September 23, 2011 Domaine du Collier
Domaine du Collier Le Charpentrie
Another chenin blanc from the Loire, you might say. This one cannot be overlooked.
Just as you can’t escape stunning châteaux in the Loire Valley (that’s Château du Brézé in the background), you can’t escape being stunned by the quality of chenin blanc to be found there. There were some less-than-memorable encounters to be sure, but overall I was set back on my heels by what came my way after seeking the advice of local cavistes.

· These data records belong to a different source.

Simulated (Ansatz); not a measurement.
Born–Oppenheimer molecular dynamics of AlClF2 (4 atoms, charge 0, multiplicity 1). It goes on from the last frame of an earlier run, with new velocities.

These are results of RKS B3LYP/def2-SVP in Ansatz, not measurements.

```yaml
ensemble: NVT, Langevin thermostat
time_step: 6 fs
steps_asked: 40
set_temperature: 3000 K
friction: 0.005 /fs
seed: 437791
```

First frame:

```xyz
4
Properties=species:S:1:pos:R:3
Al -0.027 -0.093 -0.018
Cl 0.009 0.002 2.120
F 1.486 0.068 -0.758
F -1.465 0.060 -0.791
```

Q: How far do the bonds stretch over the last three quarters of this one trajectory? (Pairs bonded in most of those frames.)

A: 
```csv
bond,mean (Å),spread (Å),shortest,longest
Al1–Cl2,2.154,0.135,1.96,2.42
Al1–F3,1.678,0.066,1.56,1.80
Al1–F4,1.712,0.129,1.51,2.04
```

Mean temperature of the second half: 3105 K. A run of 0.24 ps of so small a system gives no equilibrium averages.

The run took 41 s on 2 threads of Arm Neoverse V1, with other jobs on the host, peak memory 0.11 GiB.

Domaine du Collier La Charpentrie 2008
There is little to rival this one to be sure. The light gold emits aromas of nuts and apricots, hitting all the right high notes. It is entirely pleasurable. A nose only surpassed by the mineral creaminess, full in the mouth. It is expertly balanced and lingers long. A sophisticated wine with great flair! $$
The man behind the bottle is Antoine Foucault (still in his 30s), who, with Caroline Boireau, created this domaine in 1999. He is a good friend of Thibaud Boudignon (see the 27 May 2011 blog entry) and, if I were to put their chenin blanc bottles side by side, I’d be hard pressed to choose between them. Antoine comes from a rather good winemaking background, though he must get tired of it being mentioned in every profile of his domaine. As a winemaker he can certainly stand alone.
The domaine is 6 hectares in the Saumur appellation, specifically the commune of Brézé, where he produces both chenin blanc and cabernet franc. La Charpentrie is made from the oldest vines, some of which are 100+ years in age. The estate is biodynamic, with all the attention that comes with firm belief in this approach – ploughing by horse, hand harvesting, careful sorting, natural yeasts, minimal use of sulphur. The list goes on. In the final analysis, a domaine’s reputation stands or falls on what is poured into the glass. Foucault is obviously doing something very right.
Says Foucault, “I would like to prove to people that it is possible to make a healthy wine with passion and respect for nature that doesn’t cost too much.”
His 15,000 bottle annual production doesn’t have to travel far before it is snapped up by eager, knowledgeable wine lovers. He has quickly established an enviable reputation, especially for his chenin blanc. Whether that reputation will be maintained if the domaine were to expand remains to be seen. The winery owners may well be content with keeping things as they are. Fortunate then will be the few who get to enjoy this wine. Fortunate for sure.